But intense mining saw boom lead to bust.
Abandoned in the early ’fifties, Kolmanskop is today a ghost-town. Sand dunes fill the houses now, the paint stripped away from the walls, blow-torched by the wind.
In one of the buildings down near the tramway, I found a torn scrap of photograph. Black and white and burned on one side, it showed a young German couple, in Sunday best. They were straining to look serious as people used to do when posing, the tramway sign ‘Kolmannskuppe’ behind them. Like everyone else, they must have left when the diamonds were all mined out.
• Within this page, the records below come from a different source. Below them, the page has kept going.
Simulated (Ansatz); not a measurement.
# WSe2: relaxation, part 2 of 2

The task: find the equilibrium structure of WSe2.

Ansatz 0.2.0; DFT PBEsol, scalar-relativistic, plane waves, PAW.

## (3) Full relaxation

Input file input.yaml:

But there are still plenty of the precious stones nearby.
Kolmanskop is located within the restricted diamond zone, known as the ‘Sperrgebiet’, an area of more than 10,000 square miles. Managed by De Beers, entry is forbidden, and it’s under armed guard round the clock.
Twenty minutes’ drive from Kolmanskop, the neat little German town of Lüderitz gives a hint of how life at the ghost town may once been. Although located on the coast, it was constructed about the same time, and with the same Teutonic attention to detail as at Kolmanskop. There’s a sense that the glory days are long gone, a faded grandeur and irresistible melancholy.
Basking in the genteel glow of mid-summer light, Lüderitz was once gripped by diamond fever, too. The boom began when, in 1908, a station-master on the diminutive Aus to Lüderitz railway line, spotted something glinting between the tracks. Quietly, he staked out a claim, made a fortune, and lost it, before dying penniless.
At the town’s Kegelbahn, the century-old skittles hall, the descendants of diamond miners and Voortrekkers bet over beers and hardwood balls on a Thursday night. Among them, Alexi, a Russian trawlerman, who was washed up in Lüderitz years ago. Downing his beer in one, he ordered another, then peered out at the street.
‘Perhaps I’m crazy to live here,’ he says all of a sudden. ‘It’s just as well if I am, because a little madness helps you to bear the silence of the Skeleton Coast.’